New York Times and the Court’s decisions extending it were policy-driven decisions masquerading as constitutional law. . . . Those decisions have no relation to the text, history, or structure of the Constitution. . . . We have never even inquired whether the First or Fourteenth Amendment, as originally understood, encompasses an actual-malice standard . . . I would grant certiorari in this case to revisit the “actual malice” standard. This case is one of many showing how New York Times and its progeny have allowed media organizations and interest groups to cast false aspersions on public figures with near impunity . . . SPLC’s “hate group” designation lumped Coral Ridge’s Christian ministry with groups like the Ku Klux Klan and Neo-Nazis. It placed Coral Ridge on an interactive, online “Hate Map” and caused Coral Ridge concrete financial injury by excluding it from the AmazonSmile donation program. Nonetheless, unable to satisfy the almost impossible actual-malice standard this Court has imposed, Coral Ridge could not hold SPLC to account for what it maintains is a blatant falsehood. . . . Because the Court should not insulate those who perpetrate lies from traditional remedies like libel suits unless the First Amendment requires us to do so, I respectfully dissent from the denial of certiorari. (Quotations and citations omitted).

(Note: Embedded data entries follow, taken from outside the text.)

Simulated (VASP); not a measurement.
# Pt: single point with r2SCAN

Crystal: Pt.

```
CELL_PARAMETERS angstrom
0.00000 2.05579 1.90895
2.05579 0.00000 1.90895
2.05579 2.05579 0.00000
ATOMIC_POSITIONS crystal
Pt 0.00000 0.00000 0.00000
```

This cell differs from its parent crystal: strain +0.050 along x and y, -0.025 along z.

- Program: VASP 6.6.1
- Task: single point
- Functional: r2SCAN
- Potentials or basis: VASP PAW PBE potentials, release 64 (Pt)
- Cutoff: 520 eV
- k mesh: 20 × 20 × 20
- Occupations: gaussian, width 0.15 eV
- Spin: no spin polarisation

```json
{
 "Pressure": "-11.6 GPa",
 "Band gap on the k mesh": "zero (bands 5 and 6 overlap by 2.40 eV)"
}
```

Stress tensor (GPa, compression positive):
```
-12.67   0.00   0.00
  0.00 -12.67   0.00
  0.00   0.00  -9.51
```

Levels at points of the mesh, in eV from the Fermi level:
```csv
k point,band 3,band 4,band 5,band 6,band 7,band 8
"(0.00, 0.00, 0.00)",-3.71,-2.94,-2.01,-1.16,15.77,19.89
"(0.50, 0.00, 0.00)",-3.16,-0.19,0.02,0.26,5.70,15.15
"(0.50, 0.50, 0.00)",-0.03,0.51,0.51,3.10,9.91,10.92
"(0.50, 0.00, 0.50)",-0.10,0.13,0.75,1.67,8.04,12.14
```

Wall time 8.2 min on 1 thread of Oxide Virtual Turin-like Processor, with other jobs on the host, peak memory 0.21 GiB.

Thomas is right that the constitutional foundations of New York Times v. Sullivan are dubious and ought to be considered more closely. This is not only an argument from the right: If the Court were to follow Democrats’ demand to overrule Citizens United and reject the notion of corporations having First Amendment rights, it would have to overturn New York Times v. Sullivan, which deals explicitly with how to prove the actual-malice state of mind of a corporate defendant. That being said, there would be some significant stare decisis arguments for retaining New York Times v. Sullivan, given that the standard has proven workable in practice, and it is far from clear what would replace it. This is likely to remain a constitutional windmill that is impervious to Thomas’s jousting.